In the age of YouTube, what's the point in Saudi Arabia's cinema ban?

In 2008, a rare screening of the Saudi comedy film "Manahi" in Jeddah raised hopes -- that were eventually dashed -- that a then three-decade ban on cinema in the kingdom could be lifted.

Story highlights

  • Saudi Arabia's "Vision 2030" program promises a wave of cultural reforms in order to diversify the kingdom's oil-dependent economy
  • The establishment of the General Entertainment Authority had sparked hopes cinema would be unbanned in Saudi as part of the reforms
  • But the Grand Mufti Sheikh Abdul Aziz Al Sheikh subsequently ruled out this option, marking cinema as a "red line" issue

Haifaa al-Mansour is a Saudi Arabian film director. Her debut feature "Wadjda" was the first feature film shot in Saudi Arabia, and the first by a female director. It was submitted by Saudi Arabia in the Best Foreign Language Film category at the 86th Academy Awards.

(CNN)This week marked the end of another period of prolonged excitement about the possibility of re-opening cinemas in the Kingdom of Saudi Arabia, which have been banned since the 1980s.

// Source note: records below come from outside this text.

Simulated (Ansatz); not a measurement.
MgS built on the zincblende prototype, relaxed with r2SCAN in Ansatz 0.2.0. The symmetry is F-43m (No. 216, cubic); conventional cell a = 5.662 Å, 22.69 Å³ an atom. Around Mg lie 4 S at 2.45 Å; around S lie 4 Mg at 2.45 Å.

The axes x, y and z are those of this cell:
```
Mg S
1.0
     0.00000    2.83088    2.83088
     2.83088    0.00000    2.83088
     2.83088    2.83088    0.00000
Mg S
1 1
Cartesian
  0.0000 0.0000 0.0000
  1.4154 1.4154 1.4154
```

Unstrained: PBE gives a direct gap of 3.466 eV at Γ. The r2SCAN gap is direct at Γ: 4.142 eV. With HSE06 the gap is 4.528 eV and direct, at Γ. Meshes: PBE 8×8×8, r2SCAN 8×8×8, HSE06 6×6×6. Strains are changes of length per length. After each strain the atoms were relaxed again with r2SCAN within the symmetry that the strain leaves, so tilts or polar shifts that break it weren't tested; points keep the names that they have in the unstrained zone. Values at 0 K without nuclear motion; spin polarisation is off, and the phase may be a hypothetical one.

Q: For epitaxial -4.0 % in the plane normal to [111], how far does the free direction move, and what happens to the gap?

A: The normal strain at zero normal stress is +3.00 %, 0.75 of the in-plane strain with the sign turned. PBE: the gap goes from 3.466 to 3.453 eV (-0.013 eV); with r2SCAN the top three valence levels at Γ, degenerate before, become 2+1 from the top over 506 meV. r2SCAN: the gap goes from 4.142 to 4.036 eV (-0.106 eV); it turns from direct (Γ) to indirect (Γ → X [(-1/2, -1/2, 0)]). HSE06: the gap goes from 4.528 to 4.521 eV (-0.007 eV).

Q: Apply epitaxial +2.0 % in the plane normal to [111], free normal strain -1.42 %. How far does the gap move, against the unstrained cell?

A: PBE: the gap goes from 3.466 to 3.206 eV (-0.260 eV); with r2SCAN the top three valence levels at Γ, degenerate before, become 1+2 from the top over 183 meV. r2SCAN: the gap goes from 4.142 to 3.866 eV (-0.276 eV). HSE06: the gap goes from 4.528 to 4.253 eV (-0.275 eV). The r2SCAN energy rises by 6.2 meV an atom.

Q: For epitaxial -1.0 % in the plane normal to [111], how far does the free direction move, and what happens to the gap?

My hopes in this area have been crushed countless times before. But my optimism had been reignited by the recent establishment of the General Entertainment Authority, as part of Saudi Arabia's "Vision 2030" program, which promises a wave of cultural reforms intended to diversify the kingdom's oil-dependent economy.
    Film director Haifaa al-Mansour.
    As a filmmaker, I bristled with anticipation. I thought of the day in 2012 when the Saudi Arabian Society for Culture and Arts attempted to host a screening of my film "Wadjda" at a small venue in Riyadh to help it qualify for the Academy Awards.
    It was the first film ever shot in the Kingdom, and I was so proud to share it with a Saudi audience.
    A still from the film "Wadjda", about an 11-year-old girl who dreams of owning a green bicycle.
    But I watched helplessly on social media as bystanders posted videos of bearded men descending on the venue to shut it down.
    We held other screenings in the German and American embassies, but it felt like a dream deferred.
    This time felt different. Like we had moved on.
    Wouldn't opening movie theaters be a natural part of any plan to increase domestic entertainment options in a country where people spend most of their time indoors? Does any other country in the world offer a more captive audience?
    It could not only prove to be a huge local industry, but also could be easily controlled to fit our culture.
    So why is it even an issue?

    An "immoral" threat to traditional values

    After weeks of hope, the declaration by Grand Mufti Sheikh Abdul Aziz Al Sheikh -- the most senior and influential Muslim religious and legal authority in Saudi Arabia -- that cinemas (along with concerts) were "immoral" and a threat to traditional values once again broke my heart.
    His comments proved that cinemas remain one of the two "red line" issues within Saudi Arabia that transcend rational discourse.
    Along with the issue of women driving, opening movie theaters remains an "all or nothing" symbolic issue that we just can't seem to get past.
    Despite the many, positive changes that I have witnessed sweeping the country, with women now working everywhere from the malls to the Shura council, for example, and the great strides we have made in modernizing and adapting to the modern age, we seem doomed to be known internationally as "a country where women still cannot drive and movie theaters are still illegal."

    Women banned from driving

    Preventing women from driving is a pretty straightforward issue.
    While arguably less critical than issues of guardianship or legal representation for women (many legal matters require the approval of a male guardian), it is the one most easily understood internationally as oppressive to the lives of Saudi women.
    Conservatives see driving as the final firewall against female empowerment. Controlling our physical mobility is the foundation for all other forms of their oppression.